PORTLAND/YARMOUTH (NEWS CENTER Maine) -- Most of the paper, plastic, metal, and glass we recycle eventually goes to China, the largest importer of recyclable materials in the world. However, the country has recently imposed new regulations banning the importation of many plastics and paper materials and it’s created a collapse in the recycling market.
This time last year, recycling facilities like ecomaine were getting paid to send out material. Now it’s paying to send out the same stuff.
So what does this mean for us? Those added costs could eventually be passed down to us next time we want to get rid of an empty milk jug or stack of magazines.
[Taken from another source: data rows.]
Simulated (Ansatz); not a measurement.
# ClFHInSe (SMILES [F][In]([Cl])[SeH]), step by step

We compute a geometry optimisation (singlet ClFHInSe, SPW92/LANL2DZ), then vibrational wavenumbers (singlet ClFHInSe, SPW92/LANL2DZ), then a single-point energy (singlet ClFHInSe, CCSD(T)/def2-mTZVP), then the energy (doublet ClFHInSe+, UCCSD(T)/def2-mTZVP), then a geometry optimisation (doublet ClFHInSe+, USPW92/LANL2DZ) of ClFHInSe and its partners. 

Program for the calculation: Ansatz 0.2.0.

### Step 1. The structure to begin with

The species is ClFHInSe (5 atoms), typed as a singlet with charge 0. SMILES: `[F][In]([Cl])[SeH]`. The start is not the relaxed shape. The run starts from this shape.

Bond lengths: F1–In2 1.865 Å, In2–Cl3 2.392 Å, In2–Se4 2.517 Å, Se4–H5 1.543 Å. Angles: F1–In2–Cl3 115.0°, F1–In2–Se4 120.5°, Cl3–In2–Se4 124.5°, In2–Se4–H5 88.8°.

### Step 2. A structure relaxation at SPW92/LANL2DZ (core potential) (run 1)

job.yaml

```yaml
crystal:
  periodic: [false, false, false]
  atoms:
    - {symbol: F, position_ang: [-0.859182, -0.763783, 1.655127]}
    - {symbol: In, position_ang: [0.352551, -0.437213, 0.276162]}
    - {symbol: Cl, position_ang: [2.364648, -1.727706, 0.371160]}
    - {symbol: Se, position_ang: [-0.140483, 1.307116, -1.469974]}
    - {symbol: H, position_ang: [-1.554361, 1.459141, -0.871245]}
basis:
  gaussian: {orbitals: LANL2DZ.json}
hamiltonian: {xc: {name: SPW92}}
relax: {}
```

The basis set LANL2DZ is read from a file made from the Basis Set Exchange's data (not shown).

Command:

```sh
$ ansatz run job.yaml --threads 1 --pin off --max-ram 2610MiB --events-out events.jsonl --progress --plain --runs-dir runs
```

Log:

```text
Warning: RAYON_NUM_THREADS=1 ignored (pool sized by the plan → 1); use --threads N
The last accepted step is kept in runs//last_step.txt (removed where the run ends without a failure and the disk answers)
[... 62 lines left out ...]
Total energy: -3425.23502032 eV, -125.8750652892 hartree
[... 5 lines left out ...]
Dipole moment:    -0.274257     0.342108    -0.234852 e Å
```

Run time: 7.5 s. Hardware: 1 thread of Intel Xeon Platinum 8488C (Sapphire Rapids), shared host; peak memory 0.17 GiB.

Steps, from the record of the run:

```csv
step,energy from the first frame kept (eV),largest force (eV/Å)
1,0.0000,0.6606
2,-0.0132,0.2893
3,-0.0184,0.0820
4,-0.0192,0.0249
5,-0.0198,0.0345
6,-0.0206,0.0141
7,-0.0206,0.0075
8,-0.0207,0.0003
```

A flip-flop, garden hose, and suitcase. A few of the non-recyclable items that ended up in a massive recycling bin at ecomaine.
“Plastic bags, not recyclable.”
Kevin Roche is the CEO. He says paying closer attention to the items we are recycling could remedy a problem that’s not only an issue in Maine right now but across the world: a glut in the recycling market.
“We need cleaner recyclables, and we’re asking everyone, to make sure they ask themselves, which bin should they put it in.”
China is cracking down on contamination. Meaning, if there’s any trace of non-recyclables in the recyclables, the country won’t take it. For example: a bag of trash in the ecomaine recycle pile. Maybe it was a mistake, but it’s trash that staff must pull from the pile. In fact, ecomaine has quadrupled its staffing of the sorting lines in the past few weeks to try and eliminate as much contamination as possible.
Another contributing factor to the collapse is one that Roche says we can’t do much about: Newspaper. It used to go through Portland’s ecomaine facility before it was exported to China but now, Roche says people are going digital.
“That’s become a problem because there’s no newspapers in the mix so we can’t sell it as newspapers.”
Instead it’s sold as a “mixed paper” which is less valuable. Markets don’t want it. So now it’s piling up at ecomaine, with no place to go.
“Cereal boxes, junk mail, all that kind of stuff,” explains Victor Horton.
Horton is from the Maine Resource Recovery Association, a trade group that works with towns and businesses, moving recyclable goods to market in the U.S. and Canada. He says last year the association was selling that mixed paper for $40 or $50 per ton for the towns.
“Then all of a sudden when China stopped taking mixed paper because nobody could meet their quality, it left just tons of it around you know, our state, and no one to buy it.”
Instead of getting paid to get rid of it municipalities are paying to get rid of it. Like in Bowdoinham, where this recycling facility stopped collecting glass and certain plastics.
While there’s nothing we can really do about that, we can reduce and reuse.
“If we can get people to take it from here opposed to paying as opposed to paying $60 a ton to get rid of it it’s a savings for the town.”
Curtis Dimock is the Superintendent of Transfer and Recycling for Yarmouth. The Yarmouth Recycling Center is a place to recycle practically anything, like power tools, mercury thermostats, cell phones and cameras. Or books and eye glasses, items we can reuse right away.
According to ecomaine, recycling costs will be passed on to the communities and haulers it works with. Any load with greater than 5% contamination will be charged an extra $40 per ton. Any load with 10% or greater contamination will be charged at extra $70.50 per ton.
Here are some recycling guidelines from ecomaine:
- All clean cardboard, paperboard, & pizza boxes
- Office paper envelopes
- Paper plates (clean)
- Wrapping paper
- Milk & juice cartons
- Water bottles
- Milk jugs
- Detergent bottles
- All rigid plastic containers with a #1 - #7 (except Styrofoam)
- Tin cans
- Aerosol can (empty)
- Aluminum cans/foil
- Pots & pans
- All glass bottles and jars
- Needles & sharps
- No large metal parts
- Wood, lumber, propane, or other gas cylinders
- Clothing & shoes
- Plastic bags
- Plastic wrap or film bedding and pillows
- Garden hoses
Still wondering if something is recyclable or not? There’s a free app that can give you an answer instantly. It's called the ecomaine recyclopedia.